Customers in car limbo after buying from a now closed dealership

The brother of Congressman Troy Balderson is under the microscope, after 20 people filed complaints with the Ohio Attorney General’s office against the dealership. (WSYX/WTTE)

Some customers of a now closed dealership in Zanesville with family ties to Washington politics have been in car limbo after not receiving their titles.

Zanesville police tell ABC 6 On Your Side Investigates they have an open investigation into Balderson Motor Sales. The brother of Congressman Troy Balderson is under the microscope, after 20 people filed complaints with the Ohio Attorney General’s office against the dealership.

Several customers told ABC 6 On Your Side Investigates that they never received their titles and were getting the runaround. Jess Kane is one of the customers who filed a complaint as well as a report with Zanesville police. Kane received the title for her Jeep Liberty with the help from the Ohio Attorney General’s office eight months after she bought it from Balderson Motor Sales.

“I spent a lot of money on it thinking I was going to be okay but not only no title but everything that was wrong with it too so it kind of stinks,” said Kane.

Kane is a mother of two and needs her car to support her family. She was on pins and needles driving to work and back. Kane says the dealership gave her two temporary tags and then expired dealer plates as she questioned the whereabouts of her title.

“I had to miss work a few times because I couldn’t drive without one,” said Kane.

Kane says she couldn’t believe the answer she finally got.

“They were like we’re going to be honest there’s a lien against your car now. I said what,” said Kane.

Zanesville police detective Tom Porter says he has an open investigation into Balderson Motor Sales, specifically Thomas Balderson. Detective Porter says he’s investigating money theft ranging from $600 to $30,000 to deception of titles. Porter says there’s no connection to Troy Balderson in the case.

“I’m thinking what does he think about all of this,” said Kane.

Congressman Troy Balderson sent ABC 6 On Your Side Investigates a statement.

In it, Balderson states that he turned over operational control of the family business to his brother in 2008 upon election to the Ohio State Legislature. He went on to say the business went through a tough period after he left like other small businesses did back then, and that he understands his brother has other issues he is dealing with and fully supports a thorough investigation by the attorney general.

“Tommy should have come forward back in June when they asked him to resolve this faster,” said Bobby Nutter, owner of Nutter Motorsales.

Bobby Nutter says he used to work for the Baldersons in sales and finance. He now has his own dealership where Balderson Motors used to be on Taylor Street. Nutter says he didn’t know about any title problems until this year.

“Not until people started complaining, (when did that happen) um, February,” said Nutter.

Twenty people have filed complaints with the Ohio Attorney General’s office against Balderson Motor Sales and most are about not getting their titles.

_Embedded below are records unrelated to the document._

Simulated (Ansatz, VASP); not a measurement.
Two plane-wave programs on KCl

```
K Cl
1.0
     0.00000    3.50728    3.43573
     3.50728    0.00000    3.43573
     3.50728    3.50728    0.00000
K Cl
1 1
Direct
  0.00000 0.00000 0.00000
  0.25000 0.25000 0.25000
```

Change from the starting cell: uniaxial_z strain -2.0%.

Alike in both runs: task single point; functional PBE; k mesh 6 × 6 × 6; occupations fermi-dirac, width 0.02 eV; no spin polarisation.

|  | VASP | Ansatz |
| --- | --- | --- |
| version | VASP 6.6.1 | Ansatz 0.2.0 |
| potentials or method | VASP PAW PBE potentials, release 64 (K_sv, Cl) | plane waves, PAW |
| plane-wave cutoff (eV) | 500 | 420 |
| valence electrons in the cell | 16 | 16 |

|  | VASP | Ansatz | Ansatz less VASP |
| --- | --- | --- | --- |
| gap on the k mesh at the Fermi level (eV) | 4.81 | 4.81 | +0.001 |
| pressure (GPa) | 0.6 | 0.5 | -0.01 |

“You tend to think you’re at risk when you’re buying from an individual but when you go to a legitimate car lot and buy it and this happens it’s kind of like a kick in your face,” said Carma Ross.

Ross says she used to work at Baldersons in the late 90’s and bought other cars from them without problems until she purchased this truck in January 2016.

“It sits here,” said Ross.

She can’t drive it and still doesn’t have a title more than two years later.

“I am sort of in car limbo right now. I can not sell the truck I can not technically insure the truck because it’s not titled in my name it’s titled in Balderson Motor Sales and I don’t think legally I can drive the truck,” said Ross.

Nutter tells ABC 6 On Your Side Investigates that he was subpoenaed by the attorney general’s office and in July testified about each Balderson title issue in question.

“Trying to get people titles and get their license plates so they can drive their cars that they purchased,” said Nutter.

After stopping by Tom Balderson's home twice and leaving a card, he sent ABC 6 On Your Side Investigates a statement by email. Balderson stated that he’s currently working with the attorney general’s office to resolve all complaints that were filed.

“No one has offered an apology. That’s the one thing, if you’re going to do something that’s wrong at least offer an apology that’s something I have not gotten,” said Kane.

Nutter couldn’t agree more after hearing about their hardships.

“Yeah, I believe they all deserve an apology from him from Tommy because these people worked hard to buy cars and they can’t drive them or couldn’t get license plates for them a lot of them got tickets,” said Nutter.

Nutter says he’s righting a wrong while trying to establish a name for himself.

“I worry about the stigma attached to well you worked for him and now it’s your store you was part I wasn’t part,” said Nutter.

Of the 20 complaints with the AG’s office, seven remain open. No charges have been filed in the case being handled by Zanesville police. The detective on the case says he hopes to wrap up his investigation by mid-October.